To complete the circle, b's output is copied to a's input in the parent Python code using shutil.copyfileobj().
This code may have buffering issues: there are multiple buffers in between the processes: C stdio buffers, buffers in Python file objects wrapping the pipes (controlled by bufsize).
bufsize=0 turns off the buffering on the Python side and the data is copied as soon as it is available. Beware, bufsize=0 may lead to partial writes—you might need to inline copyfileobj() and call write() again until all read data is written.
Call setvbuf(stdout, (char *) NULL, _IOLBF, 0), to make the stdout line-buffered inside your C program:
#include <stdio.h>
int main(void)
{
int a;
setvbuf(stdout, (char *) NULL, _IOLBF, 0); /* make line buffered stdout */
do {
scanf("%d",&a);
printf("%d\n",a-1);
fprintf(stderr, "%d\n",a); /* for debugging */
} while(a > 0);
return 0;
}
Output
10
9
8
7
6
5
4
3
2
1
0
-1
The output is the same.
Due to the way the C child program is written and executed, you might also need to catch and ignore BrokenPipeError exception at the end on a.stdin.write() and/or a.stdin.close() (a process may be already dead while there is uncopied data from b).
Problem is here
while True:
b.stdin.write(str(temp))
temp = b.communicate()[0]
print temp
c.stdin.write(str(temp))
temp = c.communicate()[0]
print temp
Once communicate has returned, it does noting more. You have to run the process again. Plus you don't need 2 processes open at the same time.
Plus the init phase is not different from the running phase, except that you provide the input data.

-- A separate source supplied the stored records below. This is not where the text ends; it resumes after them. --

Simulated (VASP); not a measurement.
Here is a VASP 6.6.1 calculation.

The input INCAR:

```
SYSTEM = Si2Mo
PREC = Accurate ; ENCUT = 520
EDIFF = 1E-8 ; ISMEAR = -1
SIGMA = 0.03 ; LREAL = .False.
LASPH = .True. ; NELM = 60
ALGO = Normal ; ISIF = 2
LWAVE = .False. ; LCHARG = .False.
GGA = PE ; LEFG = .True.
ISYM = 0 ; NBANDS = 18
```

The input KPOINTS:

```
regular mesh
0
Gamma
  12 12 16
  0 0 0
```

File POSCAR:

what you could do to simplify and make it work:
from subprocess import *
call(["gcc","2.c"])
temp = str(0)
while True:
b = Popen(["./a.out"],stdin=PIPE,stdout=PIPE) #The 2 processes in question
b.stdin.write(temp)
temp = b.communicate()[0]
print temp
b.wait()
Else, to see 2 processes running in parallel, proving that you can do that, just fix your loop as follows (by moving the Popen calls in the loop):
while True:
b = Popen(["./a.out"],stdin=PIPE,stdout=PIPE) #The 2 processes in question
c = Popen(["./a.out"],stdin=PIPE,stdout=PIPE)
b.stdin.write(str(temp))
temp = b.communicate()[0]
print temp
c.stdin.write(str(temp))
temp = c.communicate()[0]
print temp
better yet. b output feeds c input:
while True:
b = Popen(["./a.out"],stdin=PIPE,stdout=PIPE) #The 2 processes in question
c = Popen(["./a.out"],stdin=b.stdout,stdout=PIPE)
b.stdin.write(str(temp))
temp = c.communicate()[0]
print temp
Linux uses COW to keep memory usage low after a fork, but the way Perl 5 variables work in perl seems to defeat this optimization. For instance, for the variable:
my $s = "1";
perl is really storing:
SV = PV(0x100801068) at 0x1008272e8
REFCNT = 1
FLAGS = (POK,pPOK)
PV = 0x100201d50 "1"\0
CUR = 1
LEN = 16
When you use that string in a numeric context, it modifies the C struct representing the data:
SV = PVIV(0x100821610) at 0x1008272e8
REFCNT = 1
FLAGS = (IOK,POK,pIOK,pPOK)
IV = 1
PV = 0x100201d50 "1"\0
CUR = 1
LEN = 16
The string pointer itself did not change (it is still 0x100201d50), but now it is in a different C struct (a PVIV instead of a PV). I did not modify the value at all, but suddenly I am paying a COW cost. Is there any way to lock the perl representation of a Perl 5 variable so that this time saving (perl doesn't have to convert "0" to 0 a second time) hack doesn't hurt my memory usage?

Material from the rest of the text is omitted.